"ONCE I KNEW it wasn't going to destroy me entirely, I pretended like it didn't exist," says local choreographer and performer Allie Hankins of an injury sustained this year. She'd potentially fractured her toe in the middle of a two-hour improvised group piece. "I wasn't finding any sense of ground in [the performance]," she says. "Everything was all over the place and I didn't feel a connection with my other performers. My answer was to have this fully eruptive moment. I lost my temper and I kicked a chair.

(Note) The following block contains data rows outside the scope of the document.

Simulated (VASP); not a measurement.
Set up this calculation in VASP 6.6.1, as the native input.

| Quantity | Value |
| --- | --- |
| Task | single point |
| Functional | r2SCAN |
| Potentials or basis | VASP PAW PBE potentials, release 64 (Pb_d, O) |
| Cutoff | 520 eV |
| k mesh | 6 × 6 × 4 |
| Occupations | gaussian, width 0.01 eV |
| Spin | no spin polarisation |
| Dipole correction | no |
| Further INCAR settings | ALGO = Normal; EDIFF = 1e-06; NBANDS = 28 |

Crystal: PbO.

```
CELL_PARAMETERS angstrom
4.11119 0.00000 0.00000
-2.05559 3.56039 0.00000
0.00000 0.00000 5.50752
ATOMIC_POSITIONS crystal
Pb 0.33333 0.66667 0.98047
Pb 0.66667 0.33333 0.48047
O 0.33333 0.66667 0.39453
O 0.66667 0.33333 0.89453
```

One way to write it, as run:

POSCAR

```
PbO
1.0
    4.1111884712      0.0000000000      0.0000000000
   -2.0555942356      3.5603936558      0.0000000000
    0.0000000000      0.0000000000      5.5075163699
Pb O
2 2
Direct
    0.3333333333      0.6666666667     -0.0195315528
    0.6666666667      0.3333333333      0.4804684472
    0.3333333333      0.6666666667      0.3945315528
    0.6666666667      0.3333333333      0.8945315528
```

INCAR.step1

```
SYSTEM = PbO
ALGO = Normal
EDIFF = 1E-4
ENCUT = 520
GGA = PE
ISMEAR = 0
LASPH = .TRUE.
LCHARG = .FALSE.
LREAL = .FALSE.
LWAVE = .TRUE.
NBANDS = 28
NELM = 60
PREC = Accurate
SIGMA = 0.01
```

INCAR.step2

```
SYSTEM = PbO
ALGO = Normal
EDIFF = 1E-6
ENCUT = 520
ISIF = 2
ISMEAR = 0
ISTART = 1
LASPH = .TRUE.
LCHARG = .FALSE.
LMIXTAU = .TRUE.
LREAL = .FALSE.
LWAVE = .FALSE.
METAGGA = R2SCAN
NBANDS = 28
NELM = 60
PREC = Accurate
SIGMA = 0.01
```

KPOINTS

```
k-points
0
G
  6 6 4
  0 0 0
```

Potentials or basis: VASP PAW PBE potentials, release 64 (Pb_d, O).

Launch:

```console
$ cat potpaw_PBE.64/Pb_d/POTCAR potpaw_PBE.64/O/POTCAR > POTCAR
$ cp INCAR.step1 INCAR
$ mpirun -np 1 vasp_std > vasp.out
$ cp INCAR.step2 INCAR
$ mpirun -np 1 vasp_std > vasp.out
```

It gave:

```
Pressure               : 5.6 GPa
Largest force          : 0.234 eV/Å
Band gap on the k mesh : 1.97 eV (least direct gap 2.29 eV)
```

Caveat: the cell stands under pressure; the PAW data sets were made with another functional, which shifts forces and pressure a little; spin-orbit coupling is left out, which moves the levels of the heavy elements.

"You have to rest a sprain, but I didn't rest," Hankins continues. Her story reminds me of the sets of tight, repetitive motions she ran her body through during her sold-out October performance at Conduit—slow and then suddenly quick, embracing the difficulty of both speeds. The name of that performance—Like a Sun That Pours Forth Light but Never Warmth—referenced the famous powerhouse Ballets Russes dancer Vaslav Nijinsky, whom Hankins spent the past three years researching and drawing inspiration from. "I wanted to make something that was nearly impossible to complete," she says. "Those motions felt right as far as Nijinsky and his obsessive repetition toward perfection [are concerned]."

Hankins employed plyometrics, continuous high-intensity jumping exercises, every week in an attempt to gain the strength to perform her own rigorous choreography. But during our interview, she seemed comfortable, even excited, at the idea that she might have fallen and failed that day at Conduit—or at any performance—and that if she did, it might all just be part of her work.

"The last night that I performed, everything seemed to come together into this really wonderful moment. There was the wedding happening in the room above me and the 'Chicken Dance' started playing. No one would look at me. It totally failed. The whole fucking thing crumbled! All suspension of disbelief was gone, because everyone was like 'WHOA, we're in the building with this poor girl with the "Chicken Dance" happening.' Right after that—thankfully—was the part where I wrestled 80 pounds of red fabric."

For now, the Nijinsky piece is done, but Hankins' new works sound just as ambitious. On the heels of her full-length show, she toured several cities with a new comedy piece, Don't Lend the Hand That Feeds You, which explores her sexuality in ways she left up to my discretion to convey.

On top of that, Hankins and three other local performance artists, Keyon Gaskin, Taka Yamamoto, and Lucy Lee Yim, have just this month received a prestigious grant from PICA's Precipice Fund in support of their new cross-disciplinary community project, Physical Education. "We're working on a series of programs that provide information and entry points into how people can view performance," Hankins explains. "So reading groups, lectures, and then curated performance events. Readings and lectures happen prior to the performances, and then that information is taken in by the attendees so that they feel like they develop more of a vocabulary."